A VPN Hides Your Location by Hiding Your IP

Every device on the Internet has an IP address that everything you do online is associated with. Think of it as your computer's license. Using a VPN masks your IP address so any and all of your online activity is completely private.

As a Switzerland-based VPN company, we do not keep records of what IP addresses you connect to, nor what IP you were assigned while using our VPN service. Your online privacy is paramount, and your IP address is the easiest way to pry open your secrets online.

Helps You Unlock Content

Depending on your geographic location, it's not always possible to securely access all your online content. PrivadoVPN unlocks blocked web pages by making it appear that you're connecting from a location censored content is available. A VPN provides you the security necessary to safely access data anywhere in the world.

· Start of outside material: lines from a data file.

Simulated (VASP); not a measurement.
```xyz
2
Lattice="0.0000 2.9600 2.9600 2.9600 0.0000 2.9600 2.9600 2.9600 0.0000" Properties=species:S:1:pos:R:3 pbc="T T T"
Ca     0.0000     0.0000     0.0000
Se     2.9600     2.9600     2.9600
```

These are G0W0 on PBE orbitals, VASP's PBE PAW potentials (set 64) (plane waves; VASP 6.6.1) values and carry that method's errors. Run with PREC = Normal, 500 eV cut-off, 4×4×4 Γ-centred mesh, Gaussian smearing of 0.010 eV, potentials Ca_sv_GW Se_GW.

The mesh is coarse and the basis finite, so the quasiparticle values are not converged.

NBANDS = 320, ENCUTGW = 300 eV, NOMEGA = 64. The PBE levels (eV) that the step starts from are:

A Virtual Private Network Keeps Your Data Safe on Public WiFi

There are countless ways for people to snoop on or steal your private communications and information when you connect to public WiFi hotspots. A VPN will encrypt your hotspot connection and block any would-be thieves. There are so many ways that encryption through a VPN can foil Internet spies and hackers.

VPNs Protect Your Privacy from Hackers and Unwanted Intruders

Without a VPN, your privacy is most vulnerable while it's in transit. PrivadoVPN blocks black hat hackers, governments, corporations, and even your ISP from accessing those transmissions. Don't give up a single bit of your data without permission. Always use a VPN.

How a VPN Works

What is a VPN capable of doing? A VPN functions as a combination of bridge and firewall between you and the Internet.
It can protect your privacy and security while you're connected to the service in several ways.

Choosing a Server

With a VPN, you have the unique ability to pick which server you connect to. Using PrivadoVPN as an example, we have a server network of more than servers in Countries around the world. You can connect to a server in any city where we have one located, and your IP address will make it seem as if you are physically there.

Of course, a VPN server also has an IP address. Taking the time to connect to a VPN server increases your privacy by masking that information so nobody else can easily identify you on the Internet.

Strong Encryption

Beyond hiding your IP address, a VPN also uses encryption to keep your connection secure. VPN encryption uses computer algorithms to scramble your data before it leaves your computer. It can then be unscrambled when it reaches the destination so that anybody who is snooping on your Internet connection won't be able to use any data they collect.

In fact, a VPN can even prevent them from getting to your data at all with encryption tunnels. VPN protocols usually have rules that help to establish secure tunnels between computers, which will encrypt the transfer itself, making it nearly impossible to anybody to watch what you're doing online.

Cyber Attack Protection

The Internet has become a more dangerous place lately, and your privacy isn't the only thing at risk. Your VPN provider can actually be an important bulwark against many of the most common cyber attacks.

For example, a Distributed Denial of Service (DDoS) attack aims to shut down your server by making countless little requests. They are small, but if too many come in at once, it can force a computer to freeze or a server to crash. This can be done to your video game console as easily as a website if you're not using a VPN.

By connecting to your VPN, you have the security of knowing that their equipment will take the brunt of the attack. VPN servers are some of the most robust computers on the Internet, and frequently they have the power to withstand these kinds of threats.

Types of VPN

Corporate VPN

It's not uncommon these days for a business to have their own corporate VPN. A business VPN has become even more important with the rise in remote work. It allows employees to connect directly to a VPN run by the company, securing their connection as if they were physically at the office. They provide encryption that meets company standards and keep propriatary documents secure.

It's important to note that connecting to your company's VPN server isn't about protecting you. A corporate VPN protects the business. Your Internet connection will still be visible to the company itself in most cases.

Consumer VPN

The type of VPN that you are most likely to deal with is the commercial or consumer VPN. This is a VPN run by businesses like PrivadoVPN who offers access to their service. Generally you will either have to pay a certain amount to use a consumer VPN or have specific restrictions placed on your account.

In an increasingly vulnerable Internet, a strong connection to a VPN service can go a long way toward increasing your Internet security.

Private VPN

It is possible for Internet-savvy users to set up their own, private VPN. This, like a corporate VPN, allows you to access the Internet remotely as if you were at home. In fact, many modern routers have built in VPN functionality.

The problem with a private VPN is that it's not actually secure. You don't get the benefit of a global server network to hide your IP address, you don't have shared IPs to mask your identity, and you don't have the security infrastructure of a consumer VPN, to name just a few drawbacks.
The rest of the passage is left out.